I absolutely agree with it being a bad ground. it dosent even matter if the trailer is new either. they are built so fast and S**T happens. like screws penetrating the wire bundles.
I cant ever remember led trailer lights causing any problems except the couple times screws went through the wires... on brand spanking new enclosed trailers. my old company bought 2 new trailers every year. somehow my old boss thought this was cheaper than maintaining a trailer. he would sell them as soon as the cheap Chinese tires starting to go bald. over 5 years that's 10 brand new trailers I worked with and 2 of them had screws right into the wire bundle.
but it honestly sounds like a bad ground. all the led trailer lights Iv worked with didn't need anything special.

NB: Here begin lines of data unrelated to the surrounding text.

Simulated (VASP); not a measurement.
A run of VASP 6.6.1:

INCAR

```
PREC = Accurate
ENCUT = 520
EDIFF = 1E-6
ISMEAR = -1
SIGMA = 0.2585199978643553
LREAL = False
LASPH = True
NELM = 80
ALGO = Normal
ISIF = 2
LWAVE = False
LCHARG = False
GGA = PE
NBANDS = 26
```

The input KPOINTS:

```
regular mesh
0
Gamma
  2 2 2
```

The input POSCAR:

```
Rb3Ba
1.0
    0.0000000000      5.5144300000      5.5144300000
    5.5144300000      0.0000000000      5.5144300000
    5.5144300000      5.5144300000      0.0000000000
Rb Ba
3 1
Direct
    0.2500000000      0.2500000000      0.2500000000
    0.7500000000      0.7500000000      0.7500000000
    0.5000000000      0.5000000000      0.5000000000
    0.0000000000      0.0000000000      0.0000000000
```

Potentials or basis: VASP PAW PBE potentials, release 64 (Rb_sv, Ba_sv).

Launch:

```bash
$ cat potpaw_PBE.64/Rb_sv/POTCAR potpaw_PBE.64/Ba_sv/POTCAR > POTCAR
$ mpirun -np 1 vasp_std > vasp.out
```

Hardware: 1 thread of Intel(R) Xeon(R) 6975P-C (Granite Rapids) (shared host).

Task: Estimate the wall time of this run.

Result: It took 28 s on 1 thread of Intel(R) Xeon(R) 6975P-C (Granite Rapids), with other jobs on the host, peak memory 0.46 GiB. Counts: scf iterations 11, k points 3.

when I had a bad ground on my boat trailer I completely and stupidly ripped apart all of my trucks wiring harness that I had soldered up a few years before. I knew it was fine. after doing so everything truck side was actually fine. I got really mad and did something I should have done first. I grabbed a 20 foot wire. self tapped it to my trucks frame and then I took the other end and touched the mounting bolts on the trailer lights, which give it ground. holy S**T everything started working. So I then started looking for where ground was lost by placing the wire on the trailers frame. I found that the axle of the trailer was not electrically connected or grounded to the rest of the trailer. So I took that wire and self tapped it to the front of the trailer and directly to one of the mounting bolts of the lights.
man bad ground will make you do stupid things, at least once in your life before you learn it's a bad ground. the faint lights are your tell tail sign that it is not receiving any ground whatsoever. (I do realize this is an led without a filament so its behavior will be different) electricity will find a way and its grounding itself through the bulb with the other connection for running/turn or brake lights.